I’ve seen people saying that there are problems with angular and jquery working together. To me, it’s not a single problem. Since angular uses/prefers typescript by default, it’s kind of combination of JQuery + Typescript + Angular. So, I decided to write about the problems people generally face during the development in a series of blog posts. This is the Part 1 of the series and meant for the beginners.
As a note, when I say Angular, it means Angualr 2.x and above (including Angular 4).
In general, it’s not recommended to use more than one way to access/manipulate the DOM. Angular already does a nice job when it comes to DOM manipulation. You should be using Angular if you’re starting a new project.
But for the exising projects which uses JQuery extensively, you don’t have an option.
You may want to migrate to Angular, but it’s possible at once. You have to do it iteratively. So for the time being, you might want to use both angular and jquery at the same time.
Let’s start with a simple component.
import { Component, OnInit } from "@angular/core";
@Component({
selector: 'app-root',
template: `Click Me!`
})
export class AppComponent implements OnInit {
ngOnInit(): void {
}
}
This is a plain angular component which simply shows a button called ‘Click Me’. If you click that button in browser, it’ll display you an alert message. Let’s add jquery on top of this and will make it more interesting.
npm install --save jquery
Here, I just installed jquery node module into project and saved it in package.json file.
If you’re using angular-cli for bootstrapping the project, then you need to tell the webpack (default build tool in angular-cli) to include the jquery during the build, so that it’ll be availble for your browser at runtime.
To do that, just replace the existing empty scripts block with this lines in your .angular-cli.json file.
"scripts": [
"../node_modules/jquery/dist/jquery.min.js"
],
Now the setup is over!… We can start using it right away.

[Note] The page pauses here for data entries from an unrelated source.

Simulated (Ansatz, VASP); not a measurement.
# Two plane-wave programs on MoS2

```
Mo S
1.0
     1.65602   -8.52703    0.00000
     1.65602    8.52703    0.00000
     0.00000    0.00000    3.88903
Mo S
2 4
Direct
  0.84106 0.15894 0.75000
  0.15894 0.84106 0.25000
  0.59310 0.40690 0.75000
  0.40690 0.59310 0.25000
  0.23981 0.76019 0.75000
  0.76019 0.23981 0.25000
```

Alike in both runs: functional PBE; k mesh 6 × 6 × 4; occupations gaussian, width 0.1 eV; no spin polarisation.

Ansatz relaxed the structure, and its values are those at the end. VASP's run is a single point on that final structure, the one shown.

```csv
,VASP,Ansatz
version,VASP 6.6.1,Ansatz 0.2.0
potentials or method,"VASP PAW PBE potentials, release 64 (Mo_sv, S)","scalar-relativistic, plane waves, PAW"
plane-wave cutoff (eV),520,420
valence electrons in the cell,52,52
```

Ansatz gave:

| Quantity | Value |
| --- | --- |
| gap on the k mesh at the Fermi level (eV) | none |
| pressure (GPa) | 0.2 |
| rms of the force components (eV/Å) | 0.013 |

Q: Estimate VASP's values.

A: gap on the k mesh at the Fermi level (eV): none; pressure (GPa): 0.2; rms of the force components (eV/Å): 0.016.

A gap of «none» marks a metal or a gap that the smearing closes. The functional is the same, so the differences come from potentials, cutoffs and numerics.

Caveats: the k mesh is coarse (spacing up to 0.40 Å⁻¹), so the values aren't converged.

import { Component, OnInit } from "@angular/core";
declare var jQuery: any;
@Component({
selector: 'app-root',
template: `Click Me!`
})
export class AppComponent implements OnInit {
ngOnInit(): void {
jQuery('button').click();
}
}
Here, I declared a type called jquery so that typescript compiler will not complain me about its usage. Since it’s declared as any, you can call any method on it. But in runtime (i.e, inside your browser), jquery variable will be interpretted as the actual jquery. So, it’ll work in the runtime.
If you run the above example, you’ll see an alert message when loading the page. That means, jquery is working with angular and typescript.
I won’t recommend to include this kind of logic in the ngOnInit() method in real applications.
PS: I used the following version of packages for this example. Angular 2.4.9, Typescript 2.0.0, Angular Cli 1.0.0-rc.1 & JQuery 3.1.1.